Baton Rouge, LA – According to a recent Bureau of Labor Statistics (BLS) survey, Louisiana remained one of the safest states in which to work. The state’s rate of non-fatal accidents and injuries has continually decreased over the past 16 years and remains among the lowest rates in the nation when compared to the national averages compiled since 2007.

The rate reported for Louisiana in 2017 remained steady at 1.9 incidents per 100 full-time equivalent (FTE) workers, equal to the rate reported in 2016. The national average was 2.8. Louisiana had the lowest incidence rate among 41 participating states, trailing only the District of Columbia for the rate of nonfatal work-related injuries and illnesses. Louisiana has continuously been below the national average since the federal Occupational Safety and Health Administration revised its recordkeeping rules in 2002.

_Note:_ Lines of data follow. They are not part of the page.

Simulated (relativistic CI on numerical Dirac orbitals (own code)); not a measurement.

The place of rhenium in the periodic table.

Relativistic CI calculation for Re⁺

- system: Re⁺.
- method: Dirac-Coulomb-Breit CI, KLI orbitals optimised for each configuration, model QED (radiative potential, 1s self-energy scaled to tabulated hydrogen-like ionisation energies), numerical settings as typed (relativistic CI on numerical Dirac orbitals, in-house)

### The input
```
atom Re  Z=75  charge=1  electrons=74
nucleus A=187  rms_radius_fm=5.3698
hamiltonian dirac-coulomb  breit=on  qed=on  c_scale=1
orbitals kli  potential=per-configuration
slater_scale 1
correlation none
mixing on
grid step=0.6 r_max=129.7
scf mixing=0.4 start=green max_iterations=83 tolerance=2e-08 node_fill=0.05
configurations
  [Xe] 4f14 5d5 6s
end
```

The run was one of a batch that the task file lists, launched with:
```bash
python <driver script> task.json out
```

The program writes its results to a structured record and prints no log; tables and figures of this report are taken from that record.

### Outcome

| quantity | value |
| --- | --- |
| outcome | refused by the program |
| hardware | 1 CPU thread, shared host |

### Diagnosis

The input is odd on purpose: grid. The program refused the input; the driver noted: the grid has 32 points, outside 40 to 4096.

“Louisiana has remained one of the safest places to do business, which is a testament to the awareness of all of our business leaders and organizations throughout the state that work in hazardous conditions on a daily basis,” said Louisiana Workforce Commission Secretary Ava Dejoie. “While we have had the honor of holding this high ranking for the past few years, our work is never done until there are zero on-the-job accidents.”

The state’s injury and illness rate showed improvement in multiple industry sectors. Among the leaders:

  • Information: Down 0.8 incidents per 100 FTE workers from 2017.
  • Administrative and support and waste management and remediation- Down 0.8 incidents per 100 workers.
  • Educational Services – Down 0.6 incidents per 100 workers.
  • Real estate and rental and leasing – Down 0.4 incidents per 100 workers.
  • Healthcare and social assistance – Down 0.3 incidents per 100 workers.
  • Accommodation and food services – Down 0.3 incidents per 100 workers.

The state also saw a decrease in the missed work case incidence rate. Louisiana’s 2017 incidence rate was 64.7cases per 10,000 FTE workers when considering nonfatal workplace injuries or illnesses resulting in missed work, compared to 70.5 cases per 10,000 FTE in 2016. Louisiana remains below the national missed work case incidence rate average of 89.4 cases per 10,000 FTE workers reported in 2017.

The most common injuries and illnesses were sprains, strains and tears to the lower extremities caused by contact with objects and equipment. Floors, walkways and ground surfaces were the most common source of cases resulting in time away from work in Louisiana.

The LWC collects workplace safety data in partnership with BLS and has created a website where current and archived Louisiana-specific information can be downloaded. Additional state and national data is available on the BLS website in the section on injuries, illnesses and fatalities.